Asics arrives on Queen
Japan-based brand aims to ‘think big, act small’
If you want to know why Asics has opened its first Canadian flagship store on Queen St. W. near Spadina Ave., ask yourself what you know about the company.
“If we asked 10 people what the brand is, they’d give us 10 different answers,” Asics Canada president Richard Sullivan says.
Here’s a cheat sheet: the Japan-based company makes shoes and clothing and focuses heavily on performance apparel, with an emerging foray into the athleisure market. While its big-name competitors have massive product lines, Asics keeps things trim. It offers footwear and clothes designed for activities such as running, training, tennis and yoga. There are also socks and bags.
Asics Tiger is a lifestyle line with fashion-focused kicks and unisex streetwear.
Sullivan says the company has always gone for a “think big, act small” approach to staying competitive in a busy market. “A lot of large brands would die to have the focus and market share we have,” he boasts.
The company’s new twostorey storefront, which has 4,400 square feet of selling space, is simply called Asics Toronto. It’s right in the heart of the Queen West high-foottraffic zone, and is expected to be a “conduit to tell the story,” Sullivan says.
A simple layout offers women’s clothing on one side, men’s on the other — in mainly spring-inspired blue, white, black and grey. A women’s full zip hoodie sells for $109.99, while a men’s packable jacket in grey sells for $99.99.

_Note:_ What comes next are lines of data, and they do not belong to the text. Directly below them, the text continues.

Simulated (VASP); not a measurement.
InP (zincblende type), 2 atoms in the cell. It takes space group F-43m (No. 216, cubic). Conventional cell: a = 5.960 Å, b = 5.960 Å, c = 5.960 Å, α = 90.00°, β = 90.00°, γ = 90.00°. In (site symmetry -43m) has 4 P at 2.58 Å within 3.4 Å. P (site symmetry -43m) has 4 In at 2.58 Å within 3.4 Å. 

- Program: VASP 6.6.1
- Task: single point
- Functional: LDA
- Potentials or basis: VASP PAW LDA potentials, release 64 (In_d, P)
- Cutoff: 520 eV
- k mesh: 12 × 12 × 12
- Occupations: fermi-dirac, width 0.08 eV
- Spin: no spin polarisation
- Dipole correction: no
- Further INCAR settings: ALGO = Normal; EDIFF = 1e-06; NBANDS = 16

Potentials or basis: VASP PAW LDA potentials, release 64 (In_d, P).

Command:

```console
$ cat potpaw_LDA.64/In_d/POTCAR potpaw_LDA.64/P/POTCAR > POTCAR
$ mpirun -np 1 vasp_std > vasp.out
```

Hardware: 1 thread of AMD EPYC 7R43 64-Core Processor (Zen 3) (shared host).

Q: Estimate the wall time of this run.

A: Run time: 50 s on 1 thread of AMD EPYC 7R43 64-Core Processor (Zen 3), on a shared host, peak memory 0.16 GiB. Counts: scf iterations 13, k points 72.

Then there are two big walls of shoes, which retail for between $85 and $340.
Choosing the right shoe is a big deal here, so shoppers can slip into a back room and try out the Motion ID system, which looks like a treadmill. After a one-minute dash on the machine, the system assesses your gait. That, put together with info from a questionnaire, will help staff pick the best shoes for your feet and your fitness plans.
(A quirky shoe chute lets staff members upstairs send boxes pulled from the stock room down to the main floor.)
The upstairs holds displays of Tiger clothes and shoes. A huge wall of fashion-focused shoes is the main draw. It includes items like Gel-Lyte III Cherry Blossom sneakers in pink and moss green, for $160.
The brand dates back to 1949 in Japan, and Canadians have got their Asics at sports retailers and via four outlet stores across the country. In November 2016, as part of the brand’s international plan to pump things up, it brought on Sullivan, formerly of Rockport Canada, as president.
“With that came a new mindset,” Sullivan says. He soon moved the company’s sales and marketing functions out of its former head office in Sherbrooke, Que., setting up in Mississauga.
His team started marketing more assertively, a plan that got a boost with the signing of a partnership with swimmer Penny Oleksiak.
In 2017, Canadian sales grew by 7.2 per cent. The March opening of the brand’s first full-price retail location is part of Sullivan’s plan. While mall-based flagships are all the rage at the moment, Asics opted for Queen and its ample foot traffic.